PARIS, (Reuters) – First the French banned Muslim face veils, now the Dutch have decided to follow suit. With debates about outlawing burqas and niqabs spreading across Europe, a third ban — perhaps even more — may not be far behind.
Only a small minority of Muslim women in Europe cover their faces, but their veils have become ominous symbols for Europeans troubled by problems such as the economic crisis, immigration and Muslim integration.
With Europe’s political mood moving to the right, low-cost, high-symbolism measures such as veil bans have become a rallying cry for far-right parties knocking at the door of power.
Their appeal also resonates with those worried by possible security threats from masked people or offended by the blow to gender equality they see when a covered woman walks by.
Raffaele Simone, whose book “The Meek Monster: why the West is not going left” has aroused debate in Italy and France, said the rightward drift fits an individualistic and globalised consumer society that Europe’s left-wing failed to understand. “In ageing European populations, modernity has generated a worrying and chaotic jumble of threats and fears only the right and the far right seem able to respond to now,” Simone, a Rome university professor, told the Paris newspaper Le Monde.

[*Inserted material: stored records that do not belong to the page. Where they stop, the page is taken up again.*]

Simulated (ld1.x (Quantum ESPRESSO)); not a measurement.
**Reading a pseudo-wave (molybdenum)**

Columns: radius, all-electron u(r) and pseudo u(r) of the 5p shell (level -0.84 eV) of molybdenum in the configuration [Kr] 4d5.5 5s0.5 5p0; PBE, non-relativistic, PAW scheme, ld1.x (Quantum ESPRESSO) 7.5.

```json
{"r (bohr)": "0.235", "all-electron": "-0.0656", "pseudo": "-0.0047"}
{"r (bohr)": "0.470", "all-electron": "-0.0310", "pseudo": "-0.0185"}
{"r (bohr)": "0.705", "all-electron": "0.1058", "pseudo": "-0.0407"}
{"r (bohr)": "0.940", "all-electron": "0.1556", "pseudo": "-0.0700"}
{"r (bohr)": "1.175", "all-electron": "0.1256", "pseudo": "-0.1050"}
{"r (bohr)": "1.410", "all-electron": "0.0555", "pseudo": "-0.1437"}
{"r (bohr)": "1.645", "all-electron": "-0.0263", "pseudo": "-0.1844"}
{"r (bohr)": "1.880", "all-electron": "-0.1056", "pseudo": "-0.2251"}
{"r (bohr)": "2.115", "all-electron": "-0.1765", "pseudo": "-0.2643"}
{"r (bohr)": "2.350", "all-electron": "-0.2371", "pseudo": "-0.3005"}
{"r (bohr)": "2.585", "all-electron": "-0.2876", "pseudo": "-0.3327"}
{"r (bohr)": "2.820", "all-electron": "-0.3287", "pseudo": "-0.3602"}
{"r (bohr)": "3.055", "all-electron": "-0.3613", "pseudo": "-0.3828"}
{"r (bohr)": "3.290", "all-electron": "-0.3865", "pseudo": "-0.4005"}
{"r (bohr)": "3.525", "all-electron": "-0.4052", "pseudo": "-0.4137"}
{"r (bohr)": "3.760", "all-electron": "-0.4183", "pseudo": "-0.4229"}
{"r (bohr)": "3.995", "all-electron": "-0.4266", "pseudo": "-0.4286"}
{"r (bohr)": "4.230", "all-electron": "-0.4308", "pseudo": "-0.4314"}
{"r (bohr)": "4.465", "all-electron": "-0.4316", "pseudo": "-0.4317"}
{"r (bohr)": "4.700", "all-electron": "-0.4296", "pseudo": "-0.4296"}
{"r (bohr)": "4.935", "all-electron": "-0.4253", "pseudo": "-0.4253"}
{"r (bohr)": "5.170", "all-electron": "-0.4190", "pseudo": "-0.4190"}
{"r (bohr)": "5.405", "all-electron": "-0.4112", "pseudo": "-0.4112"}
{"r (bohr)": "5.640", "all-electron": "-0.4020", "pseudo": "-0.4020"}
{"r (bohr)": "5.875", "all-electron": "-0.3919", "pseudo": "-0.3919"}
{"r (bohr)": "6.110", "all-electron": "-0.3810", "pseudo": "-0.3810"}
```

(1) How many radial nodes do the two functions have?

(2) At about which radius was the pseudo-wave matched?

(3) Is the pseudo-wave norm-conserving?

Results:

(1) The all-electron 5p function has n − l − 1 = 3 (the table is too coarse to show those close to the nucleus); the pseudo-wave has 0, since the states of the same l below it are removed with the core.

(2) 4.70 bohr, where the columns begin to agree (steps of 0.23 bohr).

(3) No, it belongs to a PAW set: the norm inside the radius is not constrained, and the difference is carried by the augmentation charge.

Calls for a “burqa ban” are now heard across Europe, with local politics influencing how close it gets to becoming law.
Two centre-right Dutch parties agreed on Thursday to ban burqas and niqabs in public places as the price of support for their minority government from the far-right Freedom Party keen to stop what it calls the Islamisation of the Netherlands. The deal with the populist leader Geert Wilders will also tighten rules on immigration.
Echoing protests heard in France, a Dutch Muslim leader said the ban was a vast overreaction. “We don’t even have 100 people who wear a burqa,” said Yusuf Altuntas of the Muslim group CMO.
The anti-immigration Sweden Democrats, whose videos for last week’s election showed a veiled woman overtaking a pensioner in a rush to collect welfare cheques, now hold the balance of power between the centre right government and the opposition.
Prime Minister Fredrik Reinfeldt does not support a complete veil ban but Education Minister Jan Bjorklund believes schools and universities should be allowed to prohibit them.
Three days after Paris passed its ban last month, Italian Prime Minister Silvio Berlusconi’s populist Northern League allies introduced a similar bill in Rome. Another Berlusconi ally submitted a draft ban law in the Senate last week.
Avvenire, the newspaper of Italy’s Catholic Church, has applauded the French ban and said wearing veils was not Islamic dogma but “an identity symbol of an ideological character”. The parliament in Socialist-governed Spain rejected a motion by the conservative opposition in July to consider a national ban on face veils in public places. However, local bans have popped up. Barcelona outlawed burqas and niqabs in public buildings in June, after two smaller Catalan towns, Lerida and El Vendrell, banned them early this year.
DEBATE GOES ON
Belgium’s lower house of parliament approved a veil ban in April but the government collapsed before the Senate debated it. The issue is now waiting for the next government to be formed.
In Switzerland, the two right-wing parties behind last year’s unexpectedly successful referendum banning minarets have urged several cantons to submit a draft veil ban in the federal parliament. None have done so yet and the debate continues.